BUG: Replication of ~/local to slave sites broken after upgrade to Checkmk 2.0

So today I upgraded our distributed environment from CME 1.6.0p22 to CME 2.0.0p3.
Worked like a charm, expected nothing less.

BUT: Now the replication from master to slaves does not replicate the ~/local structure anymore.
Before it worked on all connected sites. And the settings are still correct, I verified that.
There are no errors shown in the UI and the configuration synchronization itself works.
The permissions in the filesystem look about right, too.

Does anyone have a similar issue or an idea what could be causing this behavior?

I got the idea that after changes are applied, local was synced to the other slaves. Have you checked the sync with new file and with (new test) checkmk site? To verify that it is in your site or in the CheckMK version.

betrifft die managed edition, korrekt?
Wir sind dran!

1 Like

Ist es möglich, dass das auch die Enterprise Edition betrifft?
Nach dem Upgrade von 1.6.0p22 auf 2.0.0p1 hatten wir das Problem, dass nach der Aktivierung von Changes oft alle Files unter “local” auf den Slave-Instanzen gelöscht und nicht erneut gesynct wurden - nach dem Aktivieren eines weiteren Changes, wurden die Files dann wieder korrekt gesynct. Wir haben daraufhin temporär den Sync in den Settings für unsere Slave-Sites deaktiviert. Getestet haben wir allerdings nur mit der 2.0.0p1, aktuell sind wird schon auf der 2.0.0p3.

Korrekt, wobei ich andere Editionen nicht getestet habe.

Super, das höre ich gerne, macht mir nämlich ein paar Checks kaputt. Danke!

Grüße aus Köln nach Köln. :wink:

Also bei in der CME mir ist das Problem persistent, egal wie oft ich Ă„nderungen aktiviere.
Blöderweise wird auf dem Satelliten tatsächlich ~/local komplett geleert, sodass ich auch nicht manuell etwas hinlegen kann.

@keylane_sbaas: Yes I modified some files but to no avail.

I can understand how difficult it is with no clear message in logging. If you want to can increase the logging level to maximum of debug logging. Maybe that will give you a message in logging.

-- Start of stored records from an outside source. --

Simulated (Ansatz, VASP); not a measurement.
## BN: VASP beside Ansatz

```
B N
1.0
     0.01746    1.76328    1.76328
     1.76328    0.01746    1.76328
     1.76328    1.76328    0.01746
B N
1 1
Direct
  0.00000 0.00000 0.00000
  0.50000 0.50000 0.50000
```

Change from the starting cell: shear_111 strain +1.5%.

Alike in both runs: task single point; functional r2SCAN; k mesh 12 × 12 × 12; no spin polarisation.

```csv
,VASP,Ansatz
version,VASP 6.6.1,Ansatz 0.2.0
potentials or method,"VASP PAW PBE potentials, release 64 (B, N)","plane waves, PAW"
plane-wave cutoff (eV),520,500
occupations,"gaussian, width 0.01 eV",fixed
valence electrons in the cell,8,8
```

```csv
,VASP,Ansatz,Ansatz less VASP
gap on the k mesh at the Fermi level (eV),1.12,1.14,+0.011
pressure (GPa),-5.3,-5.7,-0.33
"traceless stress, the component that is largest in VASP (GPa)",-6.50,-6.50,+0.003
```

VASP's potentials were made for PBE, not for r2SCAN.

So you did create second slave site and tried/check if the replication does work from your master? I was not sure from the answer if you did.

Last resort that I can think is, create CheckMK and OMD backup. Create clean new site and restore you backup and check if the problem persist.

Thanks for your input, I apprechiate that!
I did not test as thoroughly as you suggest though.

But @_rb statet above in German, they seem to be aware of the issue and already working on it:

betrifft die managed edition, korrekt?
Wir sind dran!

So I think I will wait on the next patch release or until he gives an update here.

sorry for switching to german. We are aware of the problem in CME. We will check if CEE is also affected

2 Likes

Looks good for CEE but would be interesting if you still have such problems with the latest release

I re-enabled it today and tested it several times. The problem still exists in 2.0.0p3, but it happens only in about 1 out of 4 cases. Sometimes the files in the “local” folder just disappeared on the slave site.
We definitely didn’t have the problem before version 2.0.

I am not able to reproduce this. Do you have any entries in /var/log/web.log regarding the sync? (central and remote site)

Unfortunately nothing in the web.log.

We currently have the following setup:

Server 1:

  • Local site (master)
  • Additional slave site (Connect via TCP/unencrypted - “Replicate extensions” normaly enabled, but problems since version 2.0)

Server 2:

  • Additional slave site (Connect via TCP/encrypted - “Replicate extensions” generally disabled)

Please let me know if you need further informations.

so you have a distributed setup with 3 sites:

central site
remote site 1 - Replicate extensions enabled - unencrypted
remote site 2 - Replicate extensions disabled - encrypted

correct?

Do you have a special change in configuration where the local path gets cleared on remote site 1 or is that happening on all changes?

Correct.

No, it doesn’t matter which change it is. Yesterday during my tests i did edit & save some folders (without a real change) and it also happened.

Any news on this topic?

CME 2.0.0p4 fixed the issue for me! :tada:
For reference: Werk 12461

1 Like

Our problem still exists in version 2.0.0p7 CEE. We recently set up another slave site that keeps losing all files in /local from time to time after config activations.

I must also resurrect this thread. The problem is existing also with p8 and p9.
Situation is

  • CEE
  • 8 sites with mkp sync enabled
  • connection between all sites is encrypted

Problem happens from time to time without any “warning”.
Would be good to have some information if this is also known internally at tribe29. @_rb

Any news @_rb ? It’s a major problem for us since version 2.0.

1 Like